IMF money will ease financing pressure – Moody’s
Shortly after the IMF announcing its deal with Sri Lanka, rating agency, Moody’s Investors Service said the IMF money and other funds in the form of budgetary support which are forthcoming could ease off the immediate financing pressures but warned of bumps implementing the fiscal reforms.
While the tax hikes, SOE reforms and targeted subsidies are measures which will ensure sustainability of the economy, the implementation of such policies are politically challenging, history has shown.
“First, programme disbursements together with forthcoming multilateral and bilateral loans will provide external liquidity to ease immediate financing pressures. It could reverse the decline in official foreign-exchange reserves and reduce Sri Lanka’s vulnerability to a sudden stop in capital inflows,” said Moody’s Senior Vice President, Sovereign Risk Group and the lead sovereign analyst for Sri Lanka, Marie Diron.
The facility comes in the wake of the Lankan sovereign credit profile is increasingly coming under pressure from its large fiscal deficits, high debt levels and poor debt affordability but Moody’s sees the upside of the country’s credit profile if the reforms could address the fiscal and external imbalances.
Diron also said the fund arrangement would also alleviate debt servicing pressures as the financing is likely to be at more favorable terms than raising the moneys through capital markets.

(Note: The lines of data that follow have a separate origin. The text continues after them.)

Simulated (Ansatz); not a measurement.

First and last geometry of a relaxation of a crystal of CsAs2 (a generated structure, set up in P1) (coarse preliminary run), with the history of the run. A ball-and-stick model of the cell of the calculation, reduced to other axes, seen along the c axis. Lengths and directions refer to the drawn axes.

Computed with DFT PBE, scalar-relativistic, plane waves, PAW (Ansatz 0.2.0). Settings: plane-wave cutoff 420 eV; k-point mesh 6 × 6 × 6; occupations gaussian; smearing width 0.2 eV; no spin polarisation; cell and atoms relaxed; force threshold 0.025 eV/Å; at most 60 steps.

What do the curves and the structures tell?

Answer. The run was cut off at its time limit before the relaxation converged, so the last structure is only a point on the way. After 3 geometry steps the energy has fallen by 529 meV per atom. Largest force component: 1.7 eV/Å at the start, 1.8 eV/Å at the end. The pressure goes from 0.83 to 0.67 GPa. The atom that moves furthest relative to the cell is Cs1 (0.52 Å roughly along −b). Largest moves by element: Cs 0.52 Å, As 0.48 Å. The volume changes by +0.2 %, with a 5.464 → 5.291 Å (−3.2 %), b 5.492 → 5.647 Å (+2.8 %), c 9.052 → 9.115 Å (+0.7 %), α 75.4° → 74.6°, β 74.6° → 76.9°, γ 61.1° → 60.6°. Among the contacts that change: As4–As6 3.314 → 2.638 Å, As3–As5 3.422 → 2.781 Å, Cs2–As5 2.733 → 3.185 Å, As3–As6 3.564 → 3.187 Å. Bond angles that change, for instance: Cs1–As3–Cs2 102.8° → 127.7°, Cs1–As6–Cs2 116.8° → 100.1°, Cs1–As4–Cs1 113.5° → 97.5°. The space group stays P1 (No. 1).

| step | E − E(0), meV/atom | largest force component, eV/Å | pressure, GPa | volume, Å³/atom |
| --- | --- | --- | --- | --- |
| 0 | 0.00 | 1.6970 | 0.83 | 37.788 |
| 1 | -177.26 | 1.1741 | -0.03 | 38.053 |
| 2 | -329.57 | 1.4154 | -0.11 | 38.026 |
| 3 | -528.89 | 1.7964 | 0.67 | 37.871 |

Sri Lanka is to leverage the engagement with the IMF to tap development funding and capital market financing as the Central Bank aims to raise US $ 3 billion in a one or more sovereign issues.
He also said if the agreement restores investor confidence in Sri Lanka’s policy framework, it could ultimately support more stable private external inflows, such as FDI. “However, we expect bumps in the fiscal consolidation path due to difficulties in implementing revenue raising measures and the possible crystallization of some contingent liabilities,” cautioned Diron.